Table 14.17. Character Mask Values Used by ctype

Value Meaning
ctype_base::alnum Tests for letters and digits (equivalent to alpha | digit)
ctype_base:: alpha Tests for letters
ctype_base::cntrl Tests for control characters
ctype_base:: digit Tests for decimal digits
ctype_base:: graph Tests for punctuation characters, letters, and digits (equivalent to alnum | punct)
ctype_base :: lower Tests for lowercase letters
ctype_base:: print Tests for printable characters
ctype_base::punct Tests for punctuation characters
ctype_base :: space Tests for space characters
ctype_base:: upper Tests for uppercase letters
ctype_base::xdigit Tests for hexadecimal digits

Specialization of ctype<> for Type char

For better performance of the character classification functions, the facet ctype is specialized for the character type char. This specialization does not delegate the functions dealing with character classification (is(), scan_is(), and scan_not()) to corresponding virtual functions. Instead, these functions are implemented inline using a table lookup. For this case additional members are provided (Table 14.18).

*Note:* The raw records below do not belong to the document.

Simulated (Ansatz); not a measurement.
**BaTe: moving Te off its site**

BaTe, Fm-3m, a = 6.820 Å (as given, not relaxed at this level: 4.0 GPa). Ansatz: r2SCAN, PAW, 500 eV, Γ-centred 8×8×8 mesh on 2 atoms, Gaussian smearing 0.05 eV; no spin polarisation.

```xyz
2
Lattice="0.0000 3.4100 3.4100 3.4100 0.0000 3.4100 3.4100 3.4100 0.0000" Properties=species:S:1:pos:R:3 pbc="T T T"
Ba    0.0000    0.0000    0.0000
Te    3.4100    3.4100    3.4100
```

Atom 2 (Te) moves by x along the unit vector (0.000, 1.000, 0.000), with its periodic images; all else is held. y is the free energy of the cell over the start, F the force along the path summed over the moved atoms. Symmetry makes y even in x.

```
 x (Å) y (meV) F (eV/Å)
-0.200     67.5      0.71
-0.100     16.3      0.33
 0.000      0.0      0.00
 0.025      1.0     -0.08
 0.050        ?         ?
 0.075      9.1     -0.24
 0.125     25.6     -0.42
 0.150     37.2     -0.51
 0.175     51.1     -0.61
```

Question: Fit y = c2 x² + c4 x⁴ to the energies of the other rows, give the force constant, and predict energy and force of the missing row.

Table 14.18. Additional Members of ctype<char>

Expression Effect
ctype<char>::table_size Returns the size of the table (>=256)
ctype<char>:: classic_table() Returns the table for the "classic" C locale
ctype<char> (table,del=false) Creates the facet with table table
ct.table() Returns the current table of facet ct

Manipulating the behavior of these functions for specific locales is done with a corresponding table of masks that is passed as a constructor argument:

// create and initialize the table
    std::ctype_base::mask mytable[std::ctype<char>::table_size] = {
         ...
    };


    // use the table for the  ctype<char>facet ct
                 std::ctype<char> ct(mytable, false);

This code constructs a ctype<char> facet that uses the table mytable to determine the character class of a character. More precisely, the character class of the character c is determined by

    mytable[static_cast<unsigned char>(c)]

The static member table_size is a constant defined by the library implementation and gives the size of the lookup table. This size is at least 256 characters. The second optional argument to the constructor of ctype<char> indicates whether the table should be deleted if the facet is destroyed. If it is true, the table passed to the constructor is released by using delete [] when the facet is no longer needed.

The member function table() is a protected member function that returns the table that is passed as the first argument to the constructor. The static protected member function classic_table() returns the table that is used for character classification in the classic C locale.

Global Convenience Functions for Character Classification

Convenient use of the ctype facets is provided by predefined global functions. Table 14.19 lists all of the global functions.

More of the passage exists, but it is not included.